Posted By: aeh Re: telescoping acceleration/continuous progress - 08/18/18 03:06 AM
I do like compacting curriculum quite a bit, as there is less of a concern about gaps, and one can document for schools that everything in the state requirements has been mastered. If you can get the school to do it, it's also relatively easy and affordable, as you simply use the existing materials. In another recent thread, we've briefly discussed pretesting through unit/chapter tests, and giving mastery credit for any unit/chapter with at least 80% accuracy (or 70%, depending on what you and the school decide is best). For lower scores, the teacher teaches through that unit/chapter only.
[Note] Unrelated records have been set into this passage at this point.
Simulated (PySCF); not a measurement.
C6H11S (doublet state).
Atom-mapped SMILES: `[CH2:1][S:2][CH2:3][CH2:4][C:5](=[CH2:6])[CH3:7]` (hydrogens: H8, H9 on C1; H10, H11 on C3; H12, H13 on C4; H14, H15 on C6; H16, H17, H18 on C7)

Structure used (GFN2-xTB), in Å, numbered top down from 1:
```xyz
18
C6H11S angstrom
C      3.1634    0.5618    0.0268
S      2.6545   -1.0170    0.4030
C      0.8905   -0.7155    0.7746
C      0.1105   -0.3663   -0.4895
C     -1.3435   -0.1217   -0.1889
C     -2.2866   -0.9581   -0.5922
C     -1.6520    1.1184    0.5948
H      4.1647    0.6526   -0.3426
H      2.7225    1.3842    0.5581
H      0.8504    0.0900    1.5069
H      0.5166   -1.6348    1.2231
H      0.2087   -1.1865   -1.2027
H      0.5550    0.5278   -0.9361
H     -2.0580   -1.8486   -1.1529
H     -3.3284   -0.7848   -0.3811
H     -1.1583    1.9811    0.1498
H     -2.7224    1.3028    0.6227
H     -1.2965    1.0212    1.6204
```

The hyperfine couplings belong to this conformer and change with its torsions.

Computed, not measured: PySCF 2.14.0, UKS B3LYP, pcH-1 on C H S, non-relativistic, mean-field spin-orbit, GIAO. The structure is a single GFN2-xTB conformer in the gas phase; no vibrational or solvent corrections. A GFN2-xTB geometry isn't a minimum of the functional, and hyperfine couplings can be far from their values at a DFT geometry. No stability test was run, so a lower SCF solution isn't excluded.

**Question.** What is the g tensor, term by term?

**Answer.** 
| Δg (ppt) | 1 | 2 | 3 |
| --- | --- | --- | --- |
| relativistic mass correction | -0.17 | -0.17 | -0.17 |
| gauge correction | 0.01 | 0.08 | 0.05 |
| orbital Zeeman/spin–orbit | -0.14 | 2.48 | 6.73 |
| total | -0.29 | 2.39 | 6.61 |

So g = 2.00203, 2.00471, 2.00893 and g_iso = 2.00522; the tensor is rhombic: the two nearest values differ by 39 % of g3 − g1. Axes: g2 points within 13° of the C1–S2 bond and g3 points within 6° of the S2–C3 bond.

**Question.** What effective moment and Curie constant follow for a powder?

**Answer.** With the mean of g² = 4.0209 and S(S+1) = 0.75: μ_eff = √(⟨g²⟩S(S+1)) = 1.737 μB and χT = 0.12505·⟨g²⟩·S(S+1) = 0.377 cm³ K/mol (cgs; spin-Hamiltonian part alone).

If the school has both grades, you can also explore cross grading (say for reading into higher, and math into less high) for core academics, and staying with his age mates for content areas (social studies, science) and specials (art, music, gym). For placement purposes, the most straightforward option is to use the school's curriculum in that subject to place into the correct grade level for single-subject acceleration. If there is no placement test in the curriculum, then one can use the same pretest method as for curriculum compacting, until your DC begins consistently scoring below the cut score. At that point, back up to the nearest beginning of a grade level, and that's his cross-grade placement in that subject. (Or, if he's really close to the end of a grade level when he reaches his ceiling, I suppose someone could tutor him into catching up--but I think there is value in placing children slightly below true instructional level for grade skips or SSA, as moving up also involves increased social-emotional and executive function demands, for which he will need to reserve some of his cognition.)
A great deal depends on the school's willingness to try different approaches. What is your sense of their understanding of high ability children and their flexibility?

There is some very good information in the free, public guidebooks on the Davidson site. I'd suggest reading those if you have not already done so.

Each of our children has had a different educational approach. One has had the cross-grade placement aeh mentions above - first in math (based on end of year testing) and then in language arts - with peers otherwise. This has worked quite well in general. We are making an adjustment in language arts as he enters middle school, but his math placement remains accelerated. He is one of the youngest in his grade, due to a late summer birth date and not being held back, as many boys are in our area.

Our other son was full grade accelerated in first grade. This has taken him from being middle-of-the range agewise to being youngest. He has flourished academically and seems to be doing well socially. He was so far ahead in all subjects then that the school suggested the acceleration (this would have also worked for his older brother but he was completely against a full-grade skip). He also was quite excited by the skip!

Some of the oft-repeated and very good advice we received was to be ready to adjust as time goes on - this has been true and helpful for us. You don't have to come up with a perfect solution -- just one that works for now.